The nature of the side chain will influence where the pI of the amino acid is. If the side chain is acidic, the pI of the entire free amino acid will be towards the acidic side of things. Contraiwise for basic side chains. For example the pI of Aspartic acid (an acidic side chain) is 2.97, and for Glycine (whose side chain is a hydrogen atom) is 5.97 and for the basic amino acid Lysine is 9.59.

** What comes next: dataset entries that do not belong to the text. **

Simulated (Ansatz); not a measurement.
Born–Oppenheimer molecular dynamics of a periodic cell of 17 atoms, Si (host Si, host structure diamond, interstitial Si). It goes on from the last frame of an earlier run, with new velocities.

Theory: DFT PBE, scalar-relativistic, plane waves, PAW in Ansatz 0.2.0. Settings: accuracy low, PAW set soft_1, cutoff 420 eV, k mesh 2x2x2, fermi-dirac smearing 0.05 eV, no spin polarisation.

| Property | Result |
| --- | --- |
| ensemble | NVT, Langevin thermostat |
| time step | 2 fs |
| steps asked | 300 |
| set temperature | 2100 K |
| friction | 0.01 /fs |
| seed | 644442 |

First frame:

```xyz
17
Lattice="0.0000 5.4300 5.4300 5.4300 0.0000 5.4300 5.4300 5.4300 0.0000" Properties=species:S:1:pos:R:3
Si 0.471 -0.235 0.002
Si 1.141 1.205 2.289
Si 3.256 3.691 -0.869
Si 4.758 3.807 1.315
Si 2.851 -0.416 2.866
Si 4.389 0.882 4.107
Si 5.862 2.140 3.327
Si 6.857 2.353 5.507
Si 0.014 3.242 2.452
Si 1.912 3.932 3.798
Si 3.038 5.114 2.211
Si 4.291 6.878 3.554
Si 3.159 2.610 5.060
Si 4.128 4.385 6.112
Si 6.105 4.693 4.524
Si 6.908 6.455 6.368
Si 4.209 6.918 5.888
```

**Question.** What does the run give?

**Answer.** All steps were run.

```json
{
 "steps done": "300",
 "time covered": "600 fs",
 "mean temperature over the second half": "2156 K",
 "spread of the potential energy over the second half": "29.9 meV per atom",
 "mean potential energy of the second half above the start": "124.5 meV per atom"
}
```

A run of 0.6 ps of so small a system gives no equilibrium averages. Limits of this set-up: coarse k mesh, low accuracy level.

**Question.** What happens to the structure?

Greetings all. After a 20 yr hiatus for general chemistry I thought it would be a good idea to jump right into Biochemistry.... I need help with the following question. "the pKa of the acid group in aspirin is 3.5. What percent of the aspirin is in the neutral form in the stomach (pH 2.0)? What percent is in the acid form in the intestines (pH 6.5)? I have no problem determining the ratio using the Henderson-Hasselbalch equation, but not sure where to go from there.
Thanks for tolerating my question.
The Henderson-Hasselbach Equation relates the pH of a solution to the pKa of the acid and the ratio of the concentrations of conjugate base to its acid. Here, ionized aspirin is the conjugate base of the unionized, acidic form of aspirin.
pH = pKa + log([ionized aspirin]/[unionized aspirin])
log([ionized]/[unionized]) = pH – pKa
If you plug in the values for the pKa at the two pH’s and take the antilog, you calculate the ratio of the concentrations of ionized to unionized aspirin. At pH 2.0 this works out to a ratio of 0.024 while at pH 6.5 the ratio is about 1995. In other words:
at pH 2, [ionized aspirin] = 0.024 x [unionized aspirin]—about 2% of aspirin is ionized at this pH;
at pH 6.5, [ionized aspirin] = 1995 x [unionized aspirin]—virtually 100% of aspirin is ionized at this pH.
Last one for a bit I hope. I need to find the two main ionization states of histidine at pH of 5.0, and the percent of ea present. My approach is this: pKa of COOH is 1.82, pKa of H3N+ is 9.17.
Ph= pKa + log [coo-]/[cooh], 5.0 = 1.82 log [A-]/[HA], 3.18 = log [A-]/[HA], 3.18 antilog = [A-]/[HA] = 151/1
Doing the same for H3N+ the ratio is 6.76E-5/1.
Is the path I'm traveling down the correct path, and if so how do I derive the percent present from this information.
Like mith said, the side chain of histidine has an active nitrogen with a pKa of 6.5 or so--I would check that value. I'm not certain I remember it exactly, but any biochemistry textbook should list the amino acids and their pKas somewhere. You have shown that not much of the primary amino group is ionized, though.
There are a number of ways to turn the ratio into a percent. Perhaps the simplest is to play a little mind game with your ratio. For your 151/1 ratio, for instance, for every 152 molecules of histidine, 151 will be COO- and 1 will be COOH.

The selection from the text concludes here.